Anytime I help Mr. Acheampong dry his cocoa beans, I develop a connection with the little brown things.
Such that for me, they aren’t just cocoa beans. They’re our cocoa beans.
The beans we spent hours stirring and cleaning as they dried. The beans that made us super sensitive to weather changes for days. And the cocoa beans that stayed on our minds even when we were in town grocery shopping.
I feel good watching some of them, just sitting there in my palm. Quiet things ready to be shipped away.
But then I begin to feel sad, and a bit annoyed.
That, by the time these cocoa beans - OUR cocoa beans - sail across the big ocean into the new world, they’ll be just cocoa beans. And no one will know the beautiful tough moments that produced them.
Thus, my thesis, as a cocoa storyteller is this:
Without a story, the cocoa bean is incomplete.
I wish all cocoa beans arrived on the other side with their stories still intact.
❤️
👋 Hey it’s Benjamin,
Thanks for reading this. If this is your first time reading my letter, awesome! Please explore the archive for previous thoughts. And subscribe for more thoughts on Africa’s cocoa culture.

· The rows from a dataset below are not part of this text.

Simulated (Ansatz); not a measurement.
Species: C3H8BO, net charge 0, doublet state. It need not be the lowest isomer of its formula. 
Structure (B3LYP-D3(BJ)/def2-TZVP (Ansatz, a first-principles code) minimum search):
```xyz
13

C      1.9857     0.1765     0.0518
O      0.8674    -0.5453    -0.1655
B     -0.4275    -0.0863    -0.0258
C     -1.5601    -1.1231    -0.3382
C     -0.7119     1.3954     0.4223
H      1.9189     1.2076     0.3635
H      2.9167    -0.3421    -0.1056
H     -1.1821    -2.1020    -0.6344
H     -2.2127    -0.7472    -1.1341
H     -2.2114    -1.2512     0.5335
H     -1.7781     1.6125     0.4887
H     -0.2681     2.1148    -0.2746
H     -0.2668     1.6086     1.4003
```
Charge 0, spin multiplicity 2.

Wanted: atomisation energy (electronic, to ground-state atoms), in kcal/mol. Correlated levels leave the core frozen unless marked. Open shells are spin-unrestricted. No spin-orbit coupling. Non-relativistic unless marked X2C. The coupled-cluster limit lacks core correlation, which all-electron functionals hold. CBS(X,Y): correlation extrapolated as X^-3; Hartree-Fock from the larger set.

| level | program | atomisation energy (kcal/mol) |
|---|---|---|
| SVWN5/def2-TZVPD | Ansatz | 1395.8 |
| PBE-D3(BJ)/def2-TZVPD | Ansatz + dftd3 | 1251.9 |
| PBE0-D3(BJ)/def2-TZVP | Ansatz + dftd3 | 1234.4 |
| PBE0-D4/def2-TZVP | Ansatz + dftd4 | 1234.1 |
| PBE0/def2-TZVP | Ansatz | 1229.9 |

"Such that for me, they aren’t just cocoa beans. They’re our cocoa beans"
I read this part with the tone and entitlement of a 2 year old who assist you (literally doing nothing yet busy and tired) and demanding accolades and pay 🤣🤣🤣🤣. And will not accept a no for an answer 🤣🤣.
I am definitely that 2 year old. 🤣🤣
…how lucky you are to be connected with such a unique piece of the world…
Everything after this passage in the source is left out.